Scientists observe high-speed plasma turbulence that exceeds heat movement in the Large Helical Device (LHD).
In order to achieve a fusion power plant, it is necessary to stably confine a plasma of more than 100,000,000oC in a magnetic field and maintain it for a long duration. A team of scientists have discovered for the first time that turbulence moves faster than heat when heat escapes in plasmas in the Large Helical Device (LHD).
The research team is collaboratively led by Assistant Professor Naoki Kenmochi, Professor Katsumi Ida, and Associate Professor Tokihiko Tokuzawa of the National Institute for Fusion Science (NIFS) and National Institutes of Natural Sciences (NINS), Japan.
The team utilised measuring instruments developed independently, with the cooperation of Professor Daniel J den Hartog of the University of Wisconsin, USA.
This turbulence makes it possible to predict changes in plasma temperature, and it is expected that successful observations of plasma turbulence will lead to the development of a method to make real time control of plasma temperature in the future possible.
In high-temperature plasma, turbulence is produced. This is confined by the magnetic field, and is a flow with vortexes of various sizes. This turbulence causes the plasma to be disturbed, and the heat from the confined plasma flows outward, resulting in a drop in plasma temperature.

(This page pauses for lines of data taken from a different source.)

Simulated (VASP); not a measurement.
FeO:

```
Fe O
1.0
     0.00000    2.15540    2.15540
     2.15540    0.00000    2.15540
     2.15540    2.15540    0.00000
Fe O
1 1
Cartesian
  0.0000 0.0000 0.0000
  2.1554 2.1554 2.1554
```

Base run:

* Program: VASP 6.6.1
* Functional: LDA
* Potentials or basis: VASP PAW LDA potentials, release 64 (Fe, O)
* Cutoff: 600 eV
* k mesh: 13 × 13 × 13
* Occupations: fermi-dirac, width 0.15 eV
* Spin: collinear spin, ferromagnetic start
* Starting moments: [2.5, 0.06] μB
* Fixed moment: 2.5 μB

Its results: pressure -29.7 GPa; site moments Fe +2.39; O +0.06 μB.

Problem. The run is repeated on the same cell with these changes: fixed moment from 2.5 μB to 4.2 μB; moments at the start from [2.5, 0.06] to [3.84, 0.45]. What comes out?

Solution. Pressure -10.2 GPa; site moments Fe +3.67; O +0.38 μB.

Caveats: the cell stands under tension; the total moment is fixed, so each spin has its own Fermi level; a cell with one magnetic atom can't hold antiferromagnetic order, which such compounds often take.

To solve this problem, it is essential to understand the characteristics of heat and turbulence in plasma. However, the turbulence is so complex that full understanding has not yet been ascertained.
How the generated turbulence moves in the plasma is not known, because it requires specialised instruments that can measure the time evolution of minute turbulence with high sensitivity and extremely high spatiotemporal resolution.
Creating strong pressure gradients in plasma
A ‘barrier’ can form in the plasma, which acts to block the transport of heat from the centre outward. The barrier makes a strong pressure gradient in the plasma and generates turbulence.
Assistant Professor Kenmochi and his research team have developed a method to break this barrier by devising a magnetic field structure. This method allowed them to focus on the heat and turbulence that flows forcefully as the barriers break, and to study their relationship in detail.
Then, utilising electromagnetic waves of various wavelengths, the researchers measured the changing temperature and heat flow of electrons and the millimetre-sized fine turbulence with accurate precision.
Previously, heat and turbulence had been known to move almost simultaneously at a speed of 5,000 kilometres per hour, which is approximately the speed of an aeroplane, but this experiment led to the world’s first discovery of turbulence moving ahead of heat at a speed of 40,000 kilometres per hour – the speed of this turbulence is close to that of a rocket.
Assistant Professor Naoki Kenmochi concluded: “This research has dramatically advanced our understanding of turbulence in fusion plasmas. This new characteristic of turbulence, that indicates it moves much faster than heat in a plasma, indicates that we may be able to predict plasma temperature changes by observing predictive turbulence. In the future, based on this, we expect to develop methods to control plasma temperatures in real-time.”